“Over the past 18 months,” the release reads, “ERCOT has worked closely with the Public Utility Commission and elected officials to implement reforms and increase grid reliability, including weatherization, bringing more generation online sooner if needed, and purchasing more reserve power. As a result, the reliability and resiliency of the grid has been strengthened significantly.”
The 18-month timeframe ERCOT refers to takes us back to the historically destructive and deadly winter storm Uri. Almost a week’s worth of snow and ice with some sub-zero temperatures mixed in produced a power crisis that resulted in hundreds of deaths and crippled thousands of homes and businesses to the tune of billions of dollars in damages.

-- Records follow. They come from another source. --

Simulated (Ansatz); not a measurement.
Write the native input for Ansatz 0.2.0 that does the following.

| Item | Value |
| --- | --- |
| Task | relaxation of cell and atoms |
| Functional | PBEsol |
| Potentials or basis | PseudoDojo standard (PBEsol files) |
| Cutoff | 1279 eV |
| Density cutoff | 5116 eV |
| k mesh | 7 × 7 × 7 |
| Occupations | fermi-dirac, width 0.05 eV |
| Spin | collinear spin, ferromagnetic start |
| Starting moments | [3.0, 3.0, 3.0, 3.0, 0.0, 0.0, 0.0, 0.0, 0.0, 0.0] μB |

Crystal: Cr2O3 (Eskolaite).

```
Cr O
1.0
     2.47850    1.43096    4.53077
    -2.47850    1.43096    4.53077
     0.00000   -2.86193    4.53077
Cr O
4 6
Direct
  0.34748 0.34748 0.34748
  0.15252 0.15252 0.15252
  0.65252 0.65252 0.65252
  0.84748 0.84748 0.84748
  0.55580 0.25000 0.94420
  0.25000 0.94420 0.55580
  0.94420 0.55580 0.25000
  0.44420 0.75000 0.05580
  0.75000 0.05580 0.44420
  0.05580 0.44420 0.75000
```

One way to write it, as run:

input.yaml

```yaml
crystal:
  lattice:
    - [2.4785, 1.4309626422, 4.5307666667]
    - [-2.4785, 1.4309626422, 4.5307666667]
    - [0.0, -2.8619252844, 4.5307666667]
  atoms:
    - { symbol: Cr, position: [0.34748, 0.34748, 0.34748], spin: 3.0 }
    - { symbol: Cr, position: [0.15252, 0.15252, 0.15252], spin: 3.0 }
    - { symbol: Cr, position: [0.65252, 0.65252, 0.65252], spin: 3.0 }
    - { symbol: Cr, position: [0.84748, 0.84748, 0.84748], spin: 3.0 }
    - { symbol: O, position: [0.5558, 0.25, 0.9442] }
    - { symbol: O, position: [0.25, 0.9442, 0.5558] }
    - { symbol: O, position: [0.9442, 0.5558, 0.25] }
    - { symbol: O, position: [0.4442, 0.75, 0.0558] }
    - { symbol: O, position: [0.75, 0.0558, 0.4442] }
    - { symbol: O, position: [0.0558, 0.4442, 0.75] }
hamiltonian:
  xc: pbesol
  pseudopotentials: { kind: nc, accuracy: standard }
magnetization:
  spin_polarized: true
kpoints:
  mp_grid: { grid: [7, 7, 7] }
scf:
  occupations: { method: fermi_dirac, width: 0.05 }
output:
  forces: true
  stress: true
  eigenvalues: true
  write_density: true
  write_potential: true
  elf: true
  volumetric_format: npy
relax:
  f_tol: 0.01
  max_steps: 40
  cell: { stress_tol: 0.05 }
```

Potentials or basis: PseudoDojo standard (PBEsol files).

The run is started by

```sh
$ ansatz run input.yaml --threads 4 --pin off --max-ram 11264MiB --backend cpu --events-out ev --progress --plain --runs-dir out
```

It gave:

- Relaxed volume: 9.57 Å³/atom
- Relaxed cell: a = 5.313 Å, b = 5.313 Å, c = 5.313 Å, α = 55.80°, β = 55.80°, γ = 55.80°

It was also the time many Texans first learned what ERCOT was. As the agency overseeing the flow of electricity from the state’s power grid to residents, ERCOT has become a focal point when temperatures either surge in the summer or plunge in the winter.
There are signs to suggest that improvements have been made, but a recent report also indicates that the state is still vulnerable under extreme conditions to power loss and rolling blackouts. Still, in its statement, ERCOT listed improvements it says “make the grid more reliable.”
The agency noted enhanced weatherization of electric generation units and transmission facilities, additional fuel supplies for generators should natural gas become scarce, generators that power up quickly during fluctuating conditions and improved communications between ERCOT and the Texas Department of Emergency Management as chief among the improvements that have been made.
On the surface, these are vital advancements, and should North Texas make it through the freezing conditions of the next week without power losses, it’ll be fair to consider these recent changes effective.
There are signs to suggest that improvements have been made, but a recent report also indicates that the state is still vulnerable under extreme conditions to power loss and rolling blackouts.
On the local level, Dallas is acting quickly to activate new plans for the homeless during the upcoming freeze. Last week, City Council approved a contract to have Austin Street Center in Dallas serve as the city’s inclement weather shelter coordinator. The plan, which calls for the city to lease 20,000 square feet at the center for storage, training and sheltering operations, was set to begin in January 2023, but the council moved to put it into effect immediately due to the holiday weekend forecast.
The city’s Office of Homeless Solutions can activate the temporary inclement weather shelter (TIWS) at Austin Street Center’s facility when temperatures dip below freezing for more than three hours between 4 p.m. and 8 p.m. TIWS can also be activated in extreme summer heat conditions. Warren United Methodist Church near Fair Park, Oak Lawn United Methodist Church and the J. Erik Jonsson Central Library downtown can also be used as temporary shelters under the TIWS plan.
According to United Way of Metropolitan Dallas’ The State of Homelessness in 2022 account, there are more than 4,000 homeless people in Dallas and Collin counties at any given time. Shelters such as Austin Street Center are busiest when temperatures are coldest. Austin Street Center has 360 beds available, and it partners with other private organizations to provide shelter for additional persons in need. The center’s Director of Advancement Communications, Teresa Thomas, thinks her facility’s beds will be pretty full this weekend.
“The length of time we’re expecting the weather to be bad means there’ll be a greater need,” she says. “If it were going to be just a single night, I don’t know that we would be full, but over the course of multiple nights, I can see how we will be full or very close to full.”
With more public scrutiny than ever before, ERCOT seems to at least acknowledge its awareness that taxpayers are paying close attention and will know where to direct their icy anger should things not go as smoothly as ERCOT suggests they will.
“Providing Texans with a reliable electric grid is our highest priority. As we monitor weather conditions, we want to assure Texans that the grid is resilient and reliable,” said Pablo Vegas, ERCOT President and CEO in the press release. “We will keep the public informed as weather conditions change throughout the coming week.”